Application elements describe components deployed on hardware which are performance-wise capable of running the application that the solution provider creates. This means these components are meant to run on powerful machines.

Devices elements describe components deployed inside the LinkSmart Framework. These components could be deployed in small devices which have limited resources in terms of processing power or battery life. These components have a limited set of functionalities but could also be deployed on another machine acting as a proxy for e.g. a mote where it would be highly unlikely that those managers would ever be deployed on such a resource-limited device [20].
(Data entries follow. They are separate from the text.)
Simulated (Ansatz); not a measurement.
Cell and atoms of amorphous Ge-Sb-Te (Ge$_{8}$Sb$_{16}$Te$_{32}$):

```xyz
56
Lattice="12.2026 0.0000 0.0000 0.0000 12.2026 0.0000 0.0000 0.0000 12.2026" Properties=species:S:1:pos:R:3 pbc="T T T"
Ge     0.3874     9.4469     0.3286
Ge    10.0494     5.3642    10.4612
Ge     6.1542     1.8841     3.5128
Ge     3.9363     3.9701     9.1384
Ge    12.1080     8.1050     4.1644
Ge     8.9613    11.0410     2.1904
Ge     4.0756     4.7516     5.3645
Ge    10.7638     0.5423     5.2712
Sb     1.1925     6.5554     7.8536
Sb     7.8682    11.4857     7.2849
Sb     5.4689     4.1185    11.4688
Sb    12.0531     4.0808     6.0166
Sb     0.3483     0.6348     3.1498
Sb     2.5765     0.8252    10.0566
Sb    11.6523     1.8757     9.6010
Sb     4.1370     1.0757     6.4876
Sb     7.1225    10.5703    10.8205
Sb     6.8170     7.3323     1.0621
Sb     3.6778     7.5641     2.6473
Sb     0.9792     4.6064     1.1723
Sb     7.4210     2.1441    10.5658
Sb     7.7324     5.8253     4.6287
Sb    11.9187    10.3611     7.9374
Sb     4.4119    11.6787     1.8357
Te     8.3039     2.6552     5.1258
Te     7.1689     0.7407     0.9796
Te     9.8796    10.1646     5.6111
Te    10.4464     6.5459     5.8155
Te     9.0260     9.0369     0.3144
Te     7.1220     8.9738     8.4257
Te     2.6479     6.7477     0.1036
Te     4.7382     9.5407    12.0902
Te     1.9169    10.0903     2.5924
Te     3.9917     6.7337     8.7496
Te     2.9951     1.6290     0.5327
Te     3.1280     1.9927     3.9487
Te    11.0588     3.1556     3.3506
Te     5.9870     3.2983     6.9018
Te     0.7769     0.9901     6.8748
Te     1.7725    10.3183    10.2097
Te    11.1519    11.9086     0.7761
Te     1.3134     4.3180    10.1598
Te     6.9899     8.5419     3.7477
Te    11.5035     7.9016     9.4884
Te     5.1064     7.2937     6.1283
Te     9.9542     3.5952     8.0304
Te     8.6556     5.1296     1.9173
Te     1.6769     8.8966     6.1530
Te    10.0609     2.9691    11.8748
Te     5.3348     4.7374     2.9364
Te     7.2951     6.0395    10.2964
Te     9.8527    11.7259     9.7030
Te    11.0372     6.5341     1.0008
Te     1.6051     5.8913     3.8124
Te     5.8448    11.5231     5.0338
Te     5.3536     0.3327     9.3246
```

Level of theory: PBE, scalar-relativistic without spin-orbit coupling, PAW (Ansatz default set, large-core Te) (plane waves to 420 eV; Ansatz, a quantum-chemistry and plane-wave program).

It is worth noting that the structure of the LinkSmart Middleware is closely related to the funcional model defined in the IoT-A reference model and architecture, and illustrated in the Figure 3, consisting of services and security layers, entities and management services.

2.4 Big Data

Sun and Heller in [23] define Big Data as large datasets which are hard to store, search, view and analyze, such as, for example, an air company case that collects 10 terabytes of data from sensors in a 30 minutes flight. Tracey and Sreenan show in [28] that Big Data techniques are used commercially to analyze large datasets to make decisions based on behavior analysis.

According to Smith, in [21], Big Data technology refers to processing and analysis of large datasets, which would not be analyzed or processed with conventional data analysis tools. The Big Data technology requires large computing power for processing large datasets in short or acceptable time, it involves massive parallel processing databases (MPP), data mining grids, distributed filesystems, cloud computing, Internet communication and scalable datasets.

3 A Novel IoT Architecture

In this section we introduce a novel IoT architecture that incorporates mechanisms for pattern recognition in the reference model’s service layer.

The new architecture is implemented in the LinkSmart middleware which is extended by the inclusion of new pattern recognition services that implement and abstract algorithms to perform outlier detection, values estimation and clustering. This solution can apply these algorithms to data coming from any kind of environments and devices. Applications will retrieve contextualized information from the middleware rather than raw data directly from devices or the former middleware layer.

Figure 5 shows the proposed architecture implemented in the layer structure of the LinkSmart middleware.

images

Figure 5 A new layer structure of the LinkSmart middleware [20] incorporating pattern recognition mechanisms.

In Figure 5 we see a new box called Pattern Layer, highlighted by a red rectangle. This new layer has three managers: classification, recognition and estimation, which implement the pattern recognition functionalities. At the current stage of this research the implementation focused on the application elements seen at left side of Figure 5.

The algorithms to estimate values, classify and recognize behaviors, and to detect outliers [5, 26] contribute to network traffic reduction in the IoT context as the upper application layers will not receive raw data anymore pre-processed information by the LinkSmart middleware pattern services.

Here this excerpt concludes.